Although small groups of nomads roamed the land as long as 9000 years ago, it is the Anasazi Indians (The Ancient Ones) that open the curtain to our history of Southern Utah. The Anasazi were farmers, hunters and accomplished masons. They inhabited the region from about 1 A.D. to their disappearance in 1300 A.D. Today, the remains of a large Anasazi community can be seen at the Anasazi Indian Village State Park in Boulder.
The Paiute Indians were the next major occupants of the area. Many of the towns and areas in southwestern Utah have Paiute names such as Kanab (willows) and Panguitch (big fish).
Establishing trails
In 1776, Escalante and Dominguez, Franciscan priests, led an expedition through the area, searching for a direct route from New Mexico to California. Fifty years later, fur trader Jedediah Smith found a route from the Great Salt Lake south to the Colorado River, and west to the Pacific. It became part of the Old Spanish Trail. U.S. Army Captain John Fremont documented the area when he traveled the Old Spanish Trail in 1844. These trails opened the West to trade and settlement.
Arrival of the Mormons
Seeking religious freedom, Mormon leader Brigham Young led a group of followers westward from Illinois to Utah in 1847. They arrived in the Great Salt Lake Valley on July 24. Today Pioneer Day is annually celebrated throughout the state.
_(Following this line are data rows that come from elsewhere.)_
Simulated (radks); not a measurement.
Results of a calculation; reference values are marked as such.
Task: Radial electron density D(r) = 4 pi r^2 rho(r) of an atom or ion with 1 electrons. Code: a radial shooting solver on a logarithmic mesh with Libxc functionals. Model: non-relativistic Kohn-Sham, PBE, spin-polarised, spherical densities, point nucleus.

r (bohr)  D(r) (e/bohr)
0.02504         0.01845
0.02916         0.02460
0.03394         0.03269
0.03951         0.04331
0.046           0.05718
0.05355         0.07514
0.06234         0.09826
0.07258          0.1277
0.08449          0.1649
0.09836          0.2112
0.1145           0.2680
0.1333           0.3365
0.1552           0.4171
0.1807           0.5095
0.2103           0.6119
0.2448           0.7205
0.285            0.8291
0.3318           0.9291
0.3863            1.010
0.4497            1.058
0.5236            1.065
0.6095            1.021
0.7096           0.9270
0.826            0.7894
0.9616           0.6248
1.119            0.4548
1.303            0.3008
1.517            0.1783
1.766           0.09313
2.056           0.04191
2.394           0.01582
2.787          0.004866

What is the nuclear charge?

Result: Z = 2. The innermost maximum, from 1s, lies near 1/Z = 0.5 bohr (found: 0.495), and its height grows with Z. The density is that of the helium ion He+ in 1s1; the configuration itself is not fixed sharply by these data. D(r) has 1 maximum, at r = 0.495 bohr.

As more Mormon pioneers came west and settled in the Great Salt Lake Valley, Brigham Young sent explorers southward to scout for new settlement locations. In 1851, Parowan (evil waters) became the first colony to be settled in southern Utah.
Life in Southern Utah
Pioneer life was difficult, filled with hard work, poor living conditions, food shortages, droughts and floods. Iron Mission State Park in Cedar City has wagons, tools and other artifacts on display that were once used by the pioneers.
In the late 1850s tensions rose between the Mormons and the government, and the Mormons believed they were in a state of war. In 1857, a group of immigrants from Arkansas stopped to rest at Mountain Meadows while en route to California along the Old Spanish Trail. Hostilities flared and the Mormons and their Indian cohorts attacked the party and killed 120 people. The event is known as the Mountain Meadow Massacre. A memorial to those killed in the incident now marks this historical site located 32 miles northwest of St. George on U-18.
During the next several years, colonies were settled west of the Markagunt Plateau. Iron deposits were discovered near Cedar City and it became the first iron refinery west of the Mississippi River. Beaver, with its flowing river, was settled in 1856. St. George, the largest of the settlements, was founded in 1861 and became Brigham Young's winter home. A temple was built, and today it the oldest Mormon temple in the world still in use. During the Civil War, cotton was grown in Utah's Dixie and processed at the Old Cotton Mill in Washington.
To the east of the Markagunt Plateau, a group of families settled Panguitch in 1864. They built a fort for protection against Indian attacks. Another fort was built near the present day city of Kanab. Both were abandoned during the Black Hawk War. The war between the whites and the Indians began in 1865 and lasted three years. Kanab and Panguitch were both re-established after the war.
In the early 1870s, surveyor John Wesley Powell led an expedition in southern Utah. His maps and journals helped establish roads and towns throughout the area.
In 1874, Brigham Young established the United Order of Enoch in most southern Utah towns. The experiment in communal living failed in most settlements, but it was successful in Orderville and lasted the better part of a decade.
Originally called Potato Valley when first discovered in 1866, the town of Escalante wasn't settled until 1875. Five years later, Mormon settlers sent to colonize the San Juan Mission east of the Colorado River traveled from Paragonah to Escalante, then made a wagon road southeast toward the Colorado. There they cut a passage through the rock and lowered their wagons over the 1200 foot-high cliff to the canyon floor and the Colorado River. This historic feat is known as the Hole-in-the-Rock expedition.
Polygamy was one of the beliefs of the Mormon faith. In 1882, the practice of plural marriage was outlawed by the U.S. government and was later discontinued by the Mormons. This action had a direct influence on Utah becoming the 45th state on January 4, 1896.
The last frontier in Utah, the town of Boulder, was settled in 1889. Isolated in a remote and rugged area, Boulder still received mail by mule in 1935. Today paved Scenic Byway 12 links Boulder with the rest of the state.
As time passed, trails became roads, settlements became cities and towns. Some of the land was set aside as national parks, state parks, national forests, and public lands to preserve and protect them for everyone's enjoyment.